In a feat possibly not attempted for more than 50 years, Cal Poly Pomona’s Nick Van Buer, associate professor of geology, hiked more than 500 miles across California’s Mojave Desert during his sabbatical last spring.
Over 35 days starting in January, Van Buer traveled on foot from the Mexican border near Yuma, Arizona to the Sierra Nevada Mountains near Olancha, California. Like the pioneers of old, he baked his own bread to conserve weight and space. His pack of provisions weighed up to 70 pounds. Half of the weight was water and only 10 pounds was food.
Among his adventures during the trek, he swam the Colorado River twice to shave off six miles of non-wilderness travel, had to dig for water at Chuckwalla Spring, hiked across the Cadiz Dunes at night in a windstorm, and traveled in the Avawatz Mountains, where he had to rely on hundred-year-old information.
“I seem to have planned this trek with just enough knowledge of my abilities to make it possible, but with enough over-optimism [for it] to be extremely difficult,” said Van Buer.
Covering from 6 to 31 miles per day, mostly off trail, Van Buer crossed 20 wilderness areas and 15 mountain ranges, with elevations ranging from -280 to 7440 feet, and more cumulative elevation gain than climbing Everest from sea level twice. He resupplied water from natural sources 13 times and was resupplied with food by family and friends seven times.
Van Buer, who specializes in late Mesozoic hard-rock geology, undertook the journey to learn more about some of the desert’s more rarely studied geologic features.

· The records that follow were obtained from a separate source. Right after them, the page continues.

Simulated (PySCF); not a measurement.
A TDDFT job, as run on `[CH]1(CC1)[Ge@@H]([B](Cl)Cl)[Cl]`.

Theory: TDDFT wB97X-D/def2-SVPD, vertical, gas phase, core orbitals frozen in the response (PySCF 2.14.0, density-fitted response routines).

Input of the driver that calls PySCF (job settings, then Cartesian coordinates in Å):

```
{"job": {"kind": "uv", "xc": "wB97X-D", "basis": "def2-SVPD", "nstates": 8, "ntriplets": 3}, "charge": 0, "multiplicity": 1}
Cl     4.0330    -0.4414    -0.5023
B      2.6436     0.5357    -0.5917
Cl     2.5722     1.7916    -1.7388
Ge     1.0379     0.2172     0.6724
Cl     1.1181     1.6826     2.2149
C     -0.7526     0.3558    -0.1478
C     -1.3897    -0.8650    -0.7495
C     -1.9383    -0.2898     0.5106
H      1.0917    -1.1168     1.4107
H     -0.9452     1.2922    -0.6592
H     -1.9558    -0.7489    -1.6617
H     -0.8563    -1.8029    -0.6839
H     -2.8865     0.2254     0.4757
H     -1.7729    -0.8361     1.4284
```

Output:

During the trek, he collected several granite samples believed to represent the roots of supervolcanoes present during the age of the dinosaurs, for laboratory analysis to determine their age and origin. Other geologic features encountered during the trip include glacial rocks deposited when the earth completely froze over 635 million years ago, spectacular folds in rocks from deep within the earth’s crust, volcanic rocks from violent eruptions over the past 25 million years, and several active faults contributing to the complex tectonic boundary between North America and the Pacific plate.
Hoping to inspire young people to pursue STEM studies, he recently posted a 13-episode video series of the trek, “Across the Mojave,” on YouTube. He will also use some of the videos in his classes.